Screen grab from Governing's gentrification map.
Governing magazine has attempted to map the extent of gentrification in Los Angeles since the 2000 census. The map the magazine produced lets you click by census tract and view data. By their definition of gentrification — itself a squishy and tricky-to-define concept — the dark blue tracts are those that have gentrified since 2000. The light blue tracts — like the whole swath of South Los Angeles — are those that have not undergone an economic upswing (though certainly some of those areas have seen big demographic shifts, as South LA became much less African American and much more Latino.) The gray tracts are those that, by Governing's reckoning, are not eligible for gentrification.

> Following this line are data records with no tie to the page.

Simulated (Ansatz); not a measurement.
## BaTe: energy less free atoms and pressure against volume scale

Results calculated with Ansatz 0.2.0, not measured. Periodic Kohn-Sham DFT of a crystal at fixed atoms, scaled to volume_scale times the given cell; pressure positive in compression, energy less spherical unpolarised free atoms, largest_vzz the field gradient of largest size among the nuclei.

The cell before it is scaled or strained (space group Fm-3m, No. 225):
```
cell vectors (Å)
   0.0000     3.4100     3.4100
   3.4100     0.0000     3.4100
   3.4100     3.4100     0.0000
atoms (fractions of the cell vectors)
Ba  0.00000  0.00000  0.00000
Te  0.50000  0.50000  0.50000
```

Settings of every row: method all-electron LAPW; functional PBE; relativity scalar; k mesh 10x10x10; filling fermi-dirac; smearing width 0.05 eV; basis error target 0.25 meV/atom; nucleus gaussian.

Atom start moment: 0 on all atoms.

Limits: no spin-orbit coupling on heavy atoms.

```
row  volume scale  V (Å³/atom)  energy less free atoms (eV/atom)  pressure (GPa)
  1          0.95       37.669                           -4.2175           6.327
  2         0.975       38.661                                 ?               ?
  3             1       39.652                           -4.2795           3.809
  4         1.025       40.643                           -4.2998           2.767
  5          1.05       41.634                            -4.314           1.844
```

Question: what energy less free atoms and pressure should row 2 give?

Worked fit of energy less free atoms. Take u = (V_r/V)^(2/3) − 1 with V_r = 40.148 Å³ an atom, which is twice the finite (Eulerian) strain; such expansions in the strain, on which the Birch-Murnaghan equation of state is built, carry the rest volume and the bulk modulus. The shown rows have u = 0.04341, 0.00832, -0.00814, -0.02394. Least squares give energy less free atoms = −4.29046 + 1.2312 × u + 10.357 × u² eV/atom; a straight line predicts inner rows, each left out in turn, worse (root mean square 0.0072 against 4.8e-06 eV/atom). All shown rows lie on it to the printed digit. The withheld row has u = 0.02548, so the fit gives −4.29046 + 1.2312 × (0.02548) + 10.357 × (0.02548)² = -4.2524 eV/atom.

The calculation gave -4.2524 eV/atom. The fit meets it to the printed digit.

Here's the whole, much bigger interactive map and a comparison to the period between 1990 and 2000.
It's part of a special report on gentrification nationally in the February issue and online. Here's the set-up:
Gentrification, no matter how you definite it, is changing the face of metropolitan areas in every region of the country and generating social consequences that would have seemed far-fetched just a few years ago.
That's why we dedicated this series to examining some of the consequences that gentrification poses for local leaders for years to come: the escalation in housing costs that has made in-town living unaffordable for all but the affluent; the rise in suburban poverty caused by the arrival of minorities and immigrants who used to be concentrated in central cities; and the creation of affluent urban communities in which traditional families are largely absent. We also explore the difficulty of attracting retail to urban core areas, and the question of whether cities can make environmental improvements to neighborhoods without ultimately displacing the people who live there.
Governing's stab at defining gentrification will resonate in Los Angeles, where most residents still live outside what is considered the central city, and where more Angelenos live in Granada Hills or Sylmar than in the gentrifying downtown or Silver Lake. But it doesn't take many hipsters to change a place, the magazine says.
The theory that gentrification is the work of artists, writers, gays and other adventurous urbanites isn’t nearly broad enough to be an adequate answer. There are many gentrified areas in American cities whose revitalization began with an influx of artists and others with Bohemian sensibilities, but there are others that skipped the Bohemian stage and moved straight from neglect to affluence within the space of a couple of years.
Still, the theory of gentrification by artists is useful in one respect: It moves the discussion into the realm of consumer demand, where the most persuasive explanation can be found. The truth is that cities aren’t gentrifying because of any master plan. They are gentrifying because a significant percentage of American adults -- especially young people with money to spend -- want to live there. Millennials have consistently told poll takers in recent years that they would prefer to live in a city if they get the chance, and growing numbers of them are following up on that desire.
This doesn’t mean that people under 30 are moving to urban neighborhoods en masse. Most middle-class Americans of all ages live in suburbs, and that will continue to be true a decade from now. No matter how many new condominiums and apartments are built in central cities in the next few years, the supply won’t be nearly large enough to house a majority of the millennials, or even a majority of those who express a desire for urban living.
But one thing we are learning about gentrification is that it doesn’t take huge numbers to produce profound effects.